Settlement platform, Rochfort Demesne, Co. Westmeath
Co. Westmeath |
Settlement Sites
At the edge of Lough Ennell in County Westmeath, just where the water meets the shoreline of Rochfort Bay, a low oval platform of limestone sits half-submerged in the shallows.
It is easy to miss, and easier still to mistake for a natural feature of the lakebed. But a narrow stone causeway, running eight to ten metres from the modern shore, connects the platform to dry land in a way that nature rarely arranges so tidily. The platform itself measures roughly twelve metres north to south and twenty metres east to west, rising only half a metre above the present waterline. Limestone slabs, each around a metre in length, are scattered across its upper surface, and large stones break the water around it. It sits today in about fifty centimetres of water, though calculations suggest it would originally have been in approximately one metre of depth, some seventy metres from what was then the shoreline, making it a more deliberately isolated structure than it now appears.

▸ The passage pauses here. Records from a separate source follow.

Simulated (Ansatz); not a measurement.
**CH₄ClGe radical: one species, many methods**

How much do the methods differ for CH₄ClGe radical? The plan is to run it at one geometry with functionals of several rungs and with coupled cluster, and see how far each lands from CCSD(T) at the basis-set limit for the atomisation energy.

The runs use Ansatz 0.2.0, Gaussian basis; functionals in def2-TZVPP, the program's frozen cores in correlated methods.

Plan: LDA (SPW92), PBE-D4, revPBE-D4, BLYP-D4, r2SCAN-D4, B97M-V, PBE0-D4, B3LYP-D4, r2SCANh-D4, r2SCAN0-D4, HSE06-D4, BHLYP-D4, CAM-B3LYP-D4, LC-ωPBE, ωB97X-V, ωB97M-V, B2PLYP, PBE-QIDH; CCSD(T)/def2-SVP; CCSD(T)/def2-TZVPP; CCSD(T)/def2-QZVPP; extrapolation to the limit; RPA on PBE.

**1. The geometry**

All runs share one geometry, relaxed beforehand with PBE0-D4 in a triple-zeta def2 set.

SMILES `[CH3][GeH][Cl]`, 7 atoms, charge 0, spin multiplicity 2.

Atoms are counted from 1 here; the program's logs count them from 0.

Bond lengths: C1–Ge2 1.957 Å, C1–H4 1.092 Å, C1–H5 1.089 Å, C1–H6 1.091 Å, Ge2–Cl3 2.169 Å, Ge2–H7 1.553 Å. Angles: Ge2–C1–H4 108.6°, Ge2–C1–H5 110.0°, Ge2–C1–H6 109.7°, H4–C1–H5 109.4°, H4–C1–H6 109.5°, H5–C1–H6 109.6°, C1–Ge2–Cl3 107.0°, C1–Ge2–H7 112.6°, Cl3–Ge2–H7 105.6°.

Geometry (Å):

The platform was first identified by Karkov and Ruffing in the early 1990s as part of a cluster of similar rock features along the eastern shoreline of Rochfort Bay. Aidan O'Sullivan later examined it in detail, placing it in the context of the wider early medieval landscape of Lough Ennell. A crannóg, which is an artificial or modified island used as a dwelling or place of refuge, particularly during the early medieval period in Ireland, lies four hundred metres to the north at Goose Island, and a mound of uncertain character sits six hundred metres to the east. The Goose Island crannóg is considered the most likely point of association, and the platform may have served a related function, perhaps as a staging point, a fishing station, or a working platform connected to the lake-dwelling community nearby. Whether it dates to prehistory or the early medieval centuries remains unresolved, and no firm dating evidence has yet been published.